Martyn Williams | Feb. 11, 2014
A few seconds of video, literature, a couple of memoirs and Google Earth helped locate a secret North Korean military plant.

It's the stuff of spy thrillers. From a few seconds of video, a handful of images and some satellite pictures, a team of researchers has been able to pinpoint two factories deep inside North Korea where the country assembles its mobile missile launchers.

But what's perhaps more remarkable is that they did it without any of the classified tools of the intelligence trade: The factories were located by tying together information that was already freely available on the Internet.

This is the world of open-source intelligence.

Researchers at companies, governments and institutions are increasingly harnessing freely available information to find secrets that might have remained hidden in the past. It's not so much that the information is new, although there is much more of it now. It's that it's now available to anyone with an Internet connection.

"Everything that we did, you could have done 50 years ago, but it would have been really, really difficult," said Jeffrey Lewis, director of the East Asia program at the James Martin Center for Nonproliferation Studies at the Monterey Institute of International Studies.

The North Korean quest has its roots in a parade through Pyongyang on April 15, 2012, held to commemorate the birthday of the country's founder, Kim Il Sung. A couple of decades ago, footage broadcast on state TV might have gone to a few government analysts, but now there's YouTube and a network of overseas North Korean cheerleaders eager to upload it.

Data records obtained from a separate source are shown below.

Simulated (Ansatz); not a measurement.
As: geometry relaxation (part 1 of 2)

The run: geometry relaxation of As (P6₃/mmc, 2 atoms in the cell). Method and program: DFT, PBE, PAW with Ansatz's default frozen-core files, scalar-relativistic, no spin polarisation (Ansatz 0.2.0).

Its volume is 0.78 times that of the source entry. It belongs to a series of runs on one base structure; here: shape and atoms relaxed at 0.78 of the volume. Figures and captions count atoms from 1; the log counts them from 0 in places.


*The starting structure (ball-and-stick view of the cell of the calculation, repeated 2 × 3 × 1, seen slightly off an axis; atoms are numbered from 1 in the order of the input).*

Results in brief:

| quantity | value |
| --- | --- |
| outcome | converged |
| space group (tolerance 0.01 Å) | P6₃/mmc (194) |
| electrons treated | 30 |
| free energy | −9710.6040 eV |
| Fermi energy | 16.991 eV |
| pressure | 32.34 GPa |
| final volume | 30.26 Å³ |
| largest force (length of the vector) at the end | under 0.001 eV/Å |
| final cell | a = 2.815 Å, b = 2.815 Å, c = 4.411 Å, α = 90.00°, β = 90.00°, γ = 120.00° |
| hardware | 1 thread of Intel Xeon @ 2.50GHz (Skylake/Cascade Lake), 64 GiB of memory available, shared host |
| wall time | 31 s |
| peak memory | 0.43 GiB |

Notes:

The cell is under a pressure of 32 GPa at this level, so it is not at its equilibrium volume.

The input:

At this parade, one thing had analysts buzzing: six mobile launchers carrying KN-08 intercontinental ballistic missiles.

Bloggers in China quickly noted the similarities between the trucks and those used by the Chinese military, right down to the shape of the windows and the grille pattern. A brochure for the trucks was quickly circulating online.

Chinese officials denied exporting the launchers to North Korea — a serious violation of United Nations sanctions — but later admitted that manufacturer Wanshan Special Vehicle had exported the truck chassis for "civilian use." Paperwork from the North Koreans claimed the trucks were needed for forestry work and the Chinese said the North Koreans must have assembled the launcher later.

But, were they telling the truth?

"We started poking around," said Lewis, speaking in Monterey, California, on Thursday.

Again, North Korean video on YouTube provided a clue.

A 2013 propaganda film, "Kim Jong Il's efforts to defend the country," contains four clips totaling 13 seconds that showed Kim Jong Il inside a factory alongside several missile launch vehicles.

"That's all. That tiny, little clip is the only video we've ever seen from the inside or the outside of the place where it seems the North Koreans do the final assembly," said Lewis.